A classic method for answering path queries in a tree. The main problem of HLD in a rooted tree is to partition the vertices of the tree into several upward paths (chains) such that moving from any leaf towards the root, we traverse vertices from at most \(O(lg(n))\) paths.
First, we root the tree at vertex one and calculate the subtree size of each vertex (\(sz[i]\)) in linear time. Now, we perform a \(dfs\) from the root and find the chains such that the vertices of each \(chain\) form a contiguous interval of the vertices we visit. If the current vertex (v) has a child whose subtree size is greater than or equal to \(sz[v]/2\), we move to that child and continue the chain of vertex v from that child. (If no such child exists, we end the chain of vertex v there.) Then, we perform dfs from the other children of the current vertex and make each of them the start of a new chain.

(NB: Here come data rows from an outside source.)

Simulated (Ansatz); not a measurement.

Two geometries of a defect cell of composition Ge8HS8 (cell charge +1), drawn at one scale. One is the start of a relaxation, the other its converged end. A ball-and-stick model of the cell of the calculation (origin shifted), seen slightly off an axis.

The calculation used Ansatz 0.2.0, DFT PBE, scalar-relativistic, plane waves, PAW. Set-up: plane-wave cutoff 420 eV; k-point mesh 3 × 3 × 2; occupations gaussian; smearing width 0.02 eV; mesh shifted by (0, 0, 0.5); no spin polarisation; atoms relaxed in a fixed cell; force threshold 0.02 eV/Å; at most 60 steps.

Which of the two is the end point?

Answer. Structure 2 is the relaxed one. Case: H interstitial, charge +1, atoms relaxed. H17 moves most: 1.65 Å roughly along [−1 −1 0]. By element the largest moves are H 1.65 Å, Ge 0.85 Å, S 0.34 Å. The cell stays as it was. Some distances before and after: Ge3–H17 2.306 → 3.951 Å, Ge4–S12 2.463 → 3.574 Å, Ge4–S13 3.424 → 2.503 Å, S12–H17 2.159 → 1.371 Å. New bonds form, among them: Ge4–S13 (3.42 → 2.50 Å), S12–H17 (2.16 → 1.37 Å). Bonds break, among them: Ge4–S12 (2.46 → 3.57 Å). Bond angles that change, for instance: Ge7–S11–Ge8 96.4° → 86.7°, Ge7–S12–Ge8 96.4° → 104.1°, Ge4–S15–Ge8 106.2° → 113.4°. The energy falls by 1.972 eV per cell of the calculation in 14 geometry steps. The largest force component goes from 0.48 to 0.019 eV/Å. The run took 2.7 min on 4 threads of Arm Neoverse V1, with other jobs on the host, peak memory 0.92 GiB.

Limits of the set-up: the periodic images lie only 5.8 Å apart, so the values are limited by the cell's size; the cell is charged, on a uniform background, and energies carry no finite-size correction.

Start from an arbitrary vertex and move up towards the root. Define variable \(X\) as the subtree size of the current vertex. Each time we move up towards the root (from v to u) and enter a new path, \(X\) (referring to sz[u]) at least doubles (compared to sz[v]). Otherwise, \(sz[v]*2 > sz[u]\), which means vertex v is a continuation of the chain of vertex u, and we would not enter a new chain when moving up.
There is an optimization in the decomposition that does not necessarily improve the running time, but it can be clearly concluded from the proof that it does not worsen the running time. During decomposition, in a case where vertex v has no child with a subtree size at least half of sz[v], and vertex v is not a leaf (it has at least one child), instead of ending its chain, we continue it from its largest child. (That is, we assume the size of its largest child is at least half of \(sz[v]\).)
const int MAXN = 100010;
int n, m, k, u, v, x, y;
int par[MAXN], sz[MAXN], h[MAXN], head[MAXN];
int stt[MAXN], fnt[MAXN], timer = 1;
int dfs1(int node){ // finding subtree sizes
h[node] = h[par[node]] + 1;
for(int v: G[node])
if(v != par[node]){
par[v] = node;
sz[node] += dfs1(v);
}
return ++sz[node];
}
void dfs2(int node, int hd){
head[node] = hd;
stt[node] = timer++;
int big = 0;
for(int v: G[node]) if(v != par[node] && sz[big] < sz[v]) big = v;
if(big) dfs2(big, hd);
for(int v: G[node]) if(v != par[node] && v != big) dfs2(v, v);
fnt[node] = timer;
}
int main(){
cin >> n;
for (int i = 1; i < n; i++){
cin >> u >> v;
G[u].push_back(v);
G[v].push_back(u);
}
dfs1(1);
dfs2(1, 1);
return 0;
}
Here, each chain forms an interval of vertices based on their starting time (in the dfs2 traversal). Thus, for various problems, we can build a data structure like a segment tree on this order, converting path queries into \(O(lg(n))\) queries on that data structure. (In most trees, this value is much less than \(lg(n)\)) Furthermore, with this implementation method, we can also answer queries related to subtrees!